Load Balancing - PrepKit

Once you decide to scale horizontally by adding more servers, you need a mechanism to distribute incoming traffic across them. This is the job of a load balancer.

A load balancer is a device or service that acts as a "traffic police" for your servers. It sits in front of your application servers and routes client requests across all the servers capable of fulfilling those requests in a way that maximizes speed and capacity utilization and ensures that no one server is overworked.

Why Use a Load Balancer?

Scalability & Performance: By distributing the workload, a load balancer prevents any single server from becoming a bottleneck, improving the overall performance and responsiveness of your application. It allows you to scale out by simply adding more servers to the pool.
High Availability & Fault Tolerance: Load balancers perform regular health checks on the servers in the pool. If a server becomes unresponsive, the load balancer automatically stops sending traffic to it. This ensures that user requests are only sent to healthy servers, making your system resilient to individual server failures.
Flexibility & Maintenance: With a load balancer in place, you can perform maintenance on individual servers (like deploying new code or applying security patches) without impacting the application's availability. You can take a server out of the pool, update it, and then add it back in.

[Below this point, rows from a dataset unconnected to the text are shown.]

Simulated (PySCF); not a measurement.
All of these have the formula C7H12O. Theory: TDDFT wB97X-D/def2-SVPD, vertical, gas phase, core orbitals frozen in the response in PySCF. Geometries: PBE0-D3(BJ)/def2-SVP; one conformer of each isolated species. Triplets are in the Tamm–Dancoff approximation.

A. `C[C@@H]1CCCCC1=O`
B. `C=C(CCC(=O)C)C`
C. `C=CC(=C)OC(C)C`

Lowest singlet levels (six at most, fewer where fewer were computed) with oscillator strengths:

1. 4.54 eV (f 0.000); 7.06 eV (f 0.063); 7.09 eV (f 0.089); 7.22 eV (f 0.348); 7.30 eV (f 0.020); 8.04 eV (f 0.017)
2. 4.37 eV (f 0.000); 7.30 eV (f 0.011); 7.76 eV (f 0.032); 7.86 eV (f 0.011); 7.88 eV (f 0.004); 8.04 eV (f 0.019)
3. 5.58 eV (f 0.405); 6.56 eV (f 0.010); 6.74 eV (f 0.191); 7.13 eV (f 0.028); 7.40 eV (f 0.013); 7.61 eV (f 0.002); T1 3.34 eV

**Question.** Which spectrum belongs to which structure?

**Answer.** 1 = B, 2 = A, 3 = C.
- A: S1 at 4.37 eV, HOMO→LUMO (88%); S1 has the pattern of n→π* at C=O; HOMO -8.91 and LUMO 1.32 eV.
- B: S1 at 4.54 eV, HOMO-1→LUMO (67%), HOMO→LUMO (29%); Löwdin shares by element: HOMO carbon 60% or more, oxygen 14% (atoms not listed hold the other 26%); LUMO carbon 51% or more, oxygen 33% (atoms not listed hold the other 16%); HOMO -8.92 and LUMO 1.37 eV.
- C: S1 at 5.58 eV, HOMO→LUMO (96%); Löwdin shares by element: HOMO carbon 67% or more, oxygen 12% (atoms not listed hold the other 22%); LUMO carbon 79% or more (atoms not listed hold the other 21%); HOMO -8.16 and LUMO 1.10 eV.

Common Load Balancing Algorithms

The load balancer needs a strategy to decide which server to send a request to. Here are some of the most common algorithms:

Round Robin: This is the simplest algorithm. The load balancer cycles through the list of servers and sends each new request to the next server in the list.
- Pros: Very simple and easy to implement.
- Cons: It assumes all servers are equal. If one server is more powerful than the others, or if some requests are more resource-intensive than others, it can lead to an uneven distribution of load.
Least Connections: The load balancer keeps track of how many active connections each server has and sends the next request to the server with the fewest active connections.
- Pros: It's a more intelligent algorithm that adapts to the current load on each server. It's a good choice when requests have varying levels of complexity.
- Cons: It's slightly more complex to implement than Round Robin.
Least Response Time: This algorithm sends the request to the server that has both the fewest active connections and the lowest average response time.
- Pros: It's even more sophisticated and takes into account not just the number of connections but also the server's performance.
- Cons: Requires more monitoring and calculation on the part of the load balancer.
IP Hash: The load balancer calculates a hash of the client's IP address and uses this hash to determine which server to send the request to.
- Pros: This ensures that requests from a specific user will always be sent to the same server. This is useful for applications that require session persistence or "sticky sessions" (i.e., storing user-specific data in the server's memory).
- Cons: It can lead to an uneven distribution of load if some IP addresses send many more requests than others. It also makes it harder to remove servers from the pool without disrupting user sessions.

Layers of Load Balancing

Load balancing can happen at different layers of the network stack.

Layer 4 (Transport Layer) Load Balancer: This type of load balancer makes its routing decisions based on information from the transport layer (TCP/UDP). It looks at the source and destination IP addresses and ports, but it doesn't inspect the content of the requests.
- Pros: Very fast and efficient because it doesn't need to understand the application-level data.
- Examples: AWS Network Load Balancer (NLB), many hardware load balancers.
Layer 7 (Application Layer) Load Balancer: This is a more sophisticated type of load balancer that can inspect the content of the requests, such as HTTP headers, URLs, and cookies.
- Pros: Allows for much more intelligent routing decisions. For example, you can route requests to different pools of servers based on the URL path (/api/videos goes to the video processing servers, while /api/images goes to the image processing servers). It can also handle things like SSL termination (decrypting HTTPS traffic).
- Cons: It's slower and more CPU-intensive than a Layer 4 load balancer because it has to do more work.
- Examples: AWS Application Load Balancer (ALB), Nginx, HAProxy.

Load Balancer Redundancy

A load balancer can itself become a single point of failure. If your load balancer goes down, your entire application is inaccessible.

To prevent this, you typically set up a pair of load balancers in a high-availability (HA) configuration.

One load balancer is active, handling all the traffic.
The other is passive (or standby), monitoring the active one.
If the active load balancer fails a health check, the passive one automatically takes over its IP address and begins handling traffic.

This ensures that your load balancing layer is also fault-tolerant.